We report all instances where civilians are credibly reported to have been killed or injured, using the 0-X formula described above where accounts vary as to whether civilians or militants were killed. It is fairly common for reporting to refer to the dead as ‘people’, ‘local tribesmen’ or ‘family members’ rather than specifically referring to civilians. At times the indication of civilian casualties is clearer – such as when reports refer to ‘militants and local tribesmen’ being killed. For all of these formulations, we will include possible civilian casualties in our casualty count using the 0-X formula.

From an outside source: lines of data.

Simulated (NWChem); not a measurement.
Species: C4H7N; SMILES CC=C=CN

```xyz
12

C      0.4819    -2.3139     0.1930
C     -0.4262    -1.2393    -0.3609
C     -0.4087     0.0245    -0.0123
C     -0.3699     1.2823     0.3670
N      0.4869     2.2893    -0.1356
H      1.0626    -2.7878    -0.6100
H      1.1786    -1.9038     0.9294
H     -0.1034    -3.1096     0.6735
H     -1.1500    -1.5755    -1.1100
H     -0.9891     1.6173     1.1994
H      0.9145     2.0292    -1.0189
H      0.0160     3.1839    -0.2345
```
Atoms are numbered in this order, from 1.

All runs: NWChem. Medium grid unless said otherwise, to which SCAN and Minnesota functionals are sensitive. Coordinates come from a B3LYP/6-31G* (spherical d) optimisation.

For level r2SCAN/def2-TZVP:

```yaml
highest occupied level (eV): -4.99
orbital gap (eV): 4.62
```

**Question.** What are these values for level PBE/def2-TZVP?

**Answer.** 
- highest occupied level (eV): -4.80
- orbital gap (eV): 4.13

This approach has been borne out by field researchers, including those commissioned by the Bureau, who have often identified civilian deaths in incidents where the initial reporting referred to the dead as ‘people’ or ‘tribesmen’, or indicated uncertainty over the identity of the dead.
When reporting on casualties among children we employ the United Nations-designated age range of 0-17 years inclusive. Where possible we report the child’s age.
All times and dates used are harmonised to Pakistan, Somalia, Afghanistan or Yemen local time.
* Last modified in 2020 to reflect the conclusion of the project. Previously modified in February 2017 to clarify how the changing situation in Yemen has affected our counting processes. It was also amended to include details of the US government’s publishing its own casualty estimates from counterterrorism strikes. And it was modified to reflect our new Afghanistan dataset. It was previously changed in February 2013 to clarify our casualty counting process and how we count civilians, as well as to include recent developments, and in March 2012 to reflect new data sets for Yemen and Somalia.